Instructor Hangouts Roundtable Pt. 1: Squad-Based Learning

Our first session for this round of Instructor Hangouts was dominated by a topic suggested by Rachel Sanders of PyLadies – how do you make sure a workshop is aimed at just the right level for your students?

The way is fraught with peril. With so little access to effective training in computing, workshops attract everyone from the completely new, to those that have built skills over years of slugging it out on their own, one segmentation fault at a time, and those who may be experienced in other languages but completely green in what our workshops offer; the skills bell curve can be very broad, particularly for larger, classroom-oriented offerings like Software Carpentry, and each of the demographics listed above are looking for something a little different.

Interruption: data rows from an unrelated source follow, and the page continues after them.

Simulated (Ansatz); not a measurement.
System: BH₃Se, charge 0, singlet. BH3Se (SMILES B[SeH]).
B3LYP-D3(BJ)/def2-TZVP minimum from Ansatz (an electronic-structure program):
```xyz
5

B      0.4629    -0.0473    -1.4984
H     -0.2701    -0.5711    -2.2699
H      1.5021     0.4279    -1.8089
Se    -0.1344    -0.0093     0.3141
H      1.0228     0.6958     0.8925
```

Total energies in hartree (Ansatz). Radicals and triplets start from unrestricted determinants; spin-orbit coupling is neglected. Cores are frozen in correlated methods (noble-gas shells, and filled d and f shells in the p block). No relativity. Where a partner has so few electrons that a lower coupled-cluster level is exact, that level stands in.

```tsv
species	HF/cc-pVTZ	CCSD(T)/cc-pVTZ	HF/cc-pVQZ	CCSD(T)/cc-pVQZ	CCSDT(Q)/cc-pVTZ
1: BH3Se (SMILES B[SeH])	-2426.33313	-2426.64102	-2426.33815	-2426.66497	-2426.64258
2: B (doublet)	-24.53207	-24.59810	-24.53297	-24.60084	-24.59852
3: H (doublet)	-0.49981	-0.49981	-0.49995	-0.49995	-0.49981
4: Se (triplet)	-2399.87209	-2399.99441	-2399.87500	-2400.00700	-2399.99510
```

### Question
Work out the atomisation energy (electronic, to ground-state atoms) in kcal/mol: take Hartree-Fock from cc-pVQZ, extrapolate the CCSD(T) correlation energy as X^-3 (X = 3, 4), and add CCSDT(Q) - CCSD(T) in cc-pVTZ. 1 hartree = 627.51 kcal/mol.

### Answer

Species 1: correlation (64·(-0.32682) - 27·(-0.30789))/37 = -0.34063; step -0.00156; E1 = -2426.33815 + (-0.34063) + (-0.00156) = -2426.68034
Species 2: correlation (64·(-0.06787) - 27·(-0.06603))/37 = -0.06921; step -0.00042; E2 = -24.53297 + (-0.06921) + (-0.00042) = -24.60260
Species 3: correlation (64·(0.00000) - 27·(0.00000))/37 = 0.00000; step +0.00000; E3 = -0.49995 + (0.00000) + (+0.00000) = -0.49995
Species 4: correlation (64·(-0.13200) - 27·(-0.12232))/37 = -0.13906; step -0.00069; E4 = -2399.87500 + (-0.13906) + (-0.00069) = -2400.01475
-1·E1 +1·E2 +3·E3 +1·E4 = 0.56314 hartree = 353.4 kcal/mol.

SWC has tested and converged upon some effective strategies in the classroom for narrowing the skills bell; by asking students to complete a pre-exam, organizers can group them into beginner and advanced rooms, and run two workshops in parallel; trial and error has indicated that pretesting and not self-selection works best, and that things flow the smoothest when students remain with the same cohort for the whole workshop, and not switch rooms (although Naupaka Zimmerman made a salient point here – what about the students who google the right answer for the pretest, get in the intermediate room, and are forever lost? Perhaps allowing them to drop to the beginner room at lunch on the first day needs to be examined; but I understand Naupaka is already involved in revamping the SWC pretesting procedure, and I trust great things will come from that effort – more on this soon).

But, organizational strategies aside, what do you do when you’re in the middle of it – standing at the front of a class of students who are so lost, they are in grave danger of resigning to remain so forever, or so ahead they’ve completely checked out? I think Rachel’s wisdom from her experience at PyLadies holds the key to the answer.

One of the really cool things about PyLadies, is that many of their offerings sound very collaborative and small-team oriented. Rachel described activities where PyLadies study groups would get together and work on a MOOC, or on coding challenges like Exercism. In their experience, this leveled the playing field for the students, by letting them move along at their own pace, and learn from each other. This was a lightbulb moment for me in thinking about student engagement and addressing the two tails of the skills bell for two reasons.

First, Greg Wilson has ensured my fellow SWC instructors and I are well aware of the concept of peer instruction, and its crucial final step of having students discuss problems in small groups after the instructor explains the correct solution. In such a model, rather than the instructor trying to somehow speak to the very fastest and the most struggling students simultaneously, the tails of the bell curve are turned in on themselves: as the students discuss amongst themselves, the weakest students get personal tutoring from the strongest students, and those stronger students get the invaluable exercise of learning how to make their understanding so clear that it can be verbalized and transmitted, thus benefiting all. I suspect the PyLadies experience is producing much the same synergy of tutor and tutee.

Second, I thought back to my own teaching experience at SWC. To put it bluntly: students hate it when I talk too much. I speak too quickly, go off on weird tangents, and I often get too excited to get to the ‘cool parts’, and overshoot early. Conversely though, they love the exercises and brain-teasers that I give them, and encourage them to chew on in small groups – these exercises are dynamos of motivation and engagement. This reaction from students is not unique to me, either; many instructors have experienced the exact same response. Could it be that the reason the students get so excited by the hands on exercises, is that they get to start benefiting from the proven advantages of collaborative learning, and stop being subjected to a lecture that just doesn’t fit their level? Which begs the question: in a classroom where it is impossible to speak to everyone’s level at once, should we start thinking of peer instruction, and not lecture, as the real primary vehicle to our students’ learning?

Evidence remains to be collected, but experience across many instructors and several different workshop offerings is beginning to align. The sermon model was never meant to educate; perhaps the way forward for teaching at our industrial scale isn’t in massive oration, but in simple, collaborative squads of colleagues.